I am pulling data from a website via NSURLConnection and stashing the received data away in an instance of NSMutableData. In the connectionDidFinishLoading delegate method the data is convert into a string with a call to NSString’s appropriate method:
NSString *result = [[NSString alloc] initWithData:data
encoding:NSUTF8StringEncoding]
The resulting string turns out to be a null. If I use the NSASCIIStringEncoding, however, I do obtain the appropriate string, albeit with unicode characters garbled up as expected. The server’s Content-Type header does not specify the UTF-8 encoding, but I have attempted a number of different websites with a similar scenario, and there string conversion happens just fine. It seems like the problem only pertains to the given web service but I have no clue why.
On a side note, is pulling web pages and data from an API good practice, i.e. buffering the data, converting into a string, and manipulating the string afterwards?
Much appreciated!
You say that it “is definitely UTF-8”, but without a Content-Type header, you don’t really know that. (And even if you did have a header saying that, it could still be wrong.)

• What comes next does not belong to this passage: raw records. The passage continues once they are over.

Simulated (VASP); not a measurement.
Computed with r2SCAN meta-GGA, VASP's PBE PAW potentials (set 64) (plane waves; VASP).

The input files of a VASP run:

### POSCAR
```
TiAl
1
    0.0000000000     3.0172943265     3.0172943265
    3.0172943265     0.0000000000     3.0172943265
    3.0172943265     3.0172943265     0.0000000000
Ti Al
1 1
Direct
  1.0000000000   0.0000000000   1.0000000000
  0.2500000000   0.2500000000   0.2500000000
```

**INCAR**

My guess is that your data is usually ASCII, which always parses correctly as UTF-8, but you sometimes are trying to parse data that’s actually encoded in ISO 8859-1 or Windows codepage 1252. Such data will generally be mostly ASCII, but with some bytes outside the 0–127 range ASCII defines. UTF-8 would expect such bytes to form a sequence of code units within a specified sequence of ranges, but in other encodings, any byte, regardless of value, is a complete character on its own. Trying to interpret non-ASCII non-UTF-8 data as UTF-8 will almost always get you either wrong results (wrong characters) or no results at all (cannot decode; decoder returns
nil), because the data was never encoded in UTF-8 in the first place.You should try UTF-8 first, and if it fails, use ISO 8859-1. If you’re letting the user retrieve any web page, you should let them change the encoding you use to decode the data, in case they discover that it was actually 8859-9 or codepage-1252 or some other 8-bit encoding.
If you’re downloading the data from a specific server, and especially if you have influence on what runs on that server, you should make it serve up an accurate Content-Type header and/or fix whatever bug is causing it to serve up text that isn’t in UTF-8.